There was a ravine that bordered a freeway without a fence, and there was brush that you could throw rocks through lining the freeway. We'd pick up rocks and, late at night when you're supposed to be in bed, when there weren't many cars driving by, we'd throw them through the brush.

The goal wasn't to hit cars, but the anticipation of having to run if you did hit a car really got the adrenaline flowing. But when I was 13, I did stupid shit from time to time. Not like now. :rolleyes:
 
I remember ‘Mother, May I….?’ Where if any question wasn’t prefaced like that you had to go back to the starting line. Kind of like a progressive version of ‘Simon says’ in needing to abide by the tagline name of the game to get far. Also remember ‘Redlight, Greenlight. Seemed a little similar to the premise of ‘Mother, May I.’ I remember certain phrases from hide and seek. “Apples Peaches. Pumpkin Pie. Who’s not ready, holler I.” And at the end when one couldn’t find any last hiders: “Olly Olly all come free.”

Remember the ‘Marco Polo’ thing a lot growing up at the local pool and in hotel pools with a much smaller group of friends and family. Remember a swimming version of freeze tag. It was pretty fun as you had to swim through the frozen person’s legs to unfreeze them. Also remember a popular swimming pool game called Prison Base. Two teams and players could get captured and freed all depending on who left the side of the pool last.

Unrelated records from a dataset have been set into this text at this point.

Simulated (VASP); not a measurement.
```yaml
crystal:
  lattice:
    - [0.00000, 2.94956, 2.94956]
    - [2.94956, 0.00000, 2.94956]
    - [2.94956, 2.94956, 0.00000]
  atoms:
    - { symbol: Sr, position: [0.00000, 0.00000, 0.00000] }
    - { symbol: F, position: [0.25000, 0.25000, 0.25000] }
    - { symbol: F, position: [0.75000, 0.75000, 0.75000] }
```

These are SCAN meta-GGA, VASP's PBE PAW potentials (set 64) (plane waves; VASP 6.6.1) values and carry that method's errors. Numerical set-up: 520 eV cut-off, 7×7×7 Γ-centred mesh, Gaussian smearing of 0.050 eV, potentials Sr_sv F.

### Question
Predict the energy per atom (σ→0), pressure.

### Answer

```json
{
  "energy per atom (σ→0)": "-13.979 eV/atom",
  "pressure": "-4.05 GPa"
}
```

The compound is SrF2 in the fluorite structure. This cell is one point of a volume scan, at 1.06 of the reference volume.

Later in PE I remember a pretty aggressive form of dodge ball called Warball. Remember the Ben Stiller movie Dodgeball. Pretty close. No pirates 🏴‍☠️ though. Lol. Multiple balls were in play and one had to have really good senses and reflexes as well as playing as a team. Like classic Dodgeball rules if you got the ball the throwing player on the opposite side is out. And there was an almost anything goes rules throwing the ball at an opposing player so it could get ugly. But for adolescent boys it was a favorite.
 
We played a lot of basketball and of course the floor is lava on the playgrounds. We played Power Rangers where we were the Rangers and fighting evil. I am pretty sure we rode our bikes across the entire city. Sometimes we played house.